Hi all,
I’ve had a frustrating experience attempting to set up a load balancer and query router on a collection of q processes both started independently and with developer. I wondered if anyone can see the schoolboy error or has any insight to share.
I’ve tried:
- using the base load balancing server script:
https://github.com/KxSystems/kdb/blob/master/e/mserve.q
Process:
start 4 q processes on ports 5001 to 5004
start a 5th process with this script loaded on start.
try loading an HDB and querying directly on that 5th process or by sending queries to that 5th process with a Developer session set up as a client.
I get nothing back
- using the full query router
https://code.kx.com/q/wp/query-routing/
Process:
start up 3 processes on ports 5001 to 5003 with gateway, loadBalancer and service scripts loaded to them (the start order i use is load balancer, then service, then gateway). The only changes I made to the scripts was to add the text from the white paper to aid my understanding and to define a random number generated to initialise the SEQ variable in the gateway script. The service script actually just creates dummy tables but I wanted to make as few changes as possible to get the POC running.
In any case, when I try connecting to gateway with Developer as client. I have no success. I have added the scripts in the post below as I can’t attach more than one file at a time and it appears the system is clever enough to thwart my attempt to get around the restriction on attaching zips.

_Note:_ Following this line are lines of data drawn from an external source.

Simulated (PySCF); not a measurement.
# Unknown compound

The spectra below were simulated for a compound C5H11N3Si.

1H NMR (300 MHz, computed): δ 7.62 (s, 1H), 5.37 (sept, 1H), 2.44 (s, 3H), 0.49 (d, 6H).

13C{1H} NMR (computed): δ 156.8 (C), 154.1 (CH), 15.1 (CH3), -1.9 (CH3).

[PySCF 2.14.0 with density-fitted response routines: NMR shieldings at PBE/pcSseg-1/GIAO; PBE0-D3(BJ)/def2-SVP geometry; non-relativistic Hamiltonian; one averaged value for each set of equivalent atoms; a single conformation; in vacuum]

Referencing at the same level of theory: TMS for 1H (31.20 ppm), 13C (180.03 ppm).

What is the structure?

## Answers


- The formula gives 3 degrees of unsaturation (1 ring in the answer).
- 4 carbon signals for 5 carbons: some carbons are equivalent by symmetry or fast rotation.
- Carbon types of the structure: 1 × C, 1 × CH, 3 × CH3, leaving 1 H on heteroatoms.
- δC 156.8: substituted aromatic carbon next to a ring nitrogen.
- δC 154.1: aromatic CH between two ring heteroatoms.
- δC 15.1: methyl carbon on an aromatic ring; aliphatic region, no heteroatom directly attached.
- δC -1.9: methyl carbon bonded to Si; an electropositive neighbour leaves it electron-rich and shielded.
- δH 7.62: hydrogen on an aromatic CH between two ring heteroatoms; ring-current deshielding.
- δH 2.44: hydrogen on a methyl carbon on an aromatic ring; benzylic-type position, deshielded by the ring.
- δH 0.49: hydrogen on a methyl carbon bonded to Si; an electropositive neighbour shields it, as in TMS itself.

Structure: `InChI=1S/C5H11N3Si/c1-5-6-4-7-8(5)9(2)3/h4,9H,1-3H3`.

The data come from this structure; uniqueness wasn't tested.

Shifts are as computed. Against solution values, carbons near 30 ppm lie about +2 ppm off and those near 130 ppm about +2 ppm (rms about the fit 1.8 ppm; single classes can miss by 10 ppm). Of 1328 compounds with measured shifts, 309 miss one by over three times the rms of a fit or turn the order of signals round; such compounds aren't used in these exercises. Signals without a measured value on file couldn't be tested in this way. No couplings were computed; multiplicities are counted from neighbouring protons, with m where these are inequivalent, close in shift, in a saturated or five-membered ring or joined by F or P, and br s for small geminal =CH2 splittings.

From an earlier post to the Community, I understand that Developer doesn’t actually support the use of peach with separate processes rather than threads. This has me thinking that one of the below is true:
- I am screwing up the code implementation
- I am screwing up the code implementation AND can’t use developer with these multiprocess architectures
- the code as shown in the above links contains errors
- There is a bug in the q version available separate to the platform offering that means you can’t do asynchronous callbacks on either Developer or a raw q process.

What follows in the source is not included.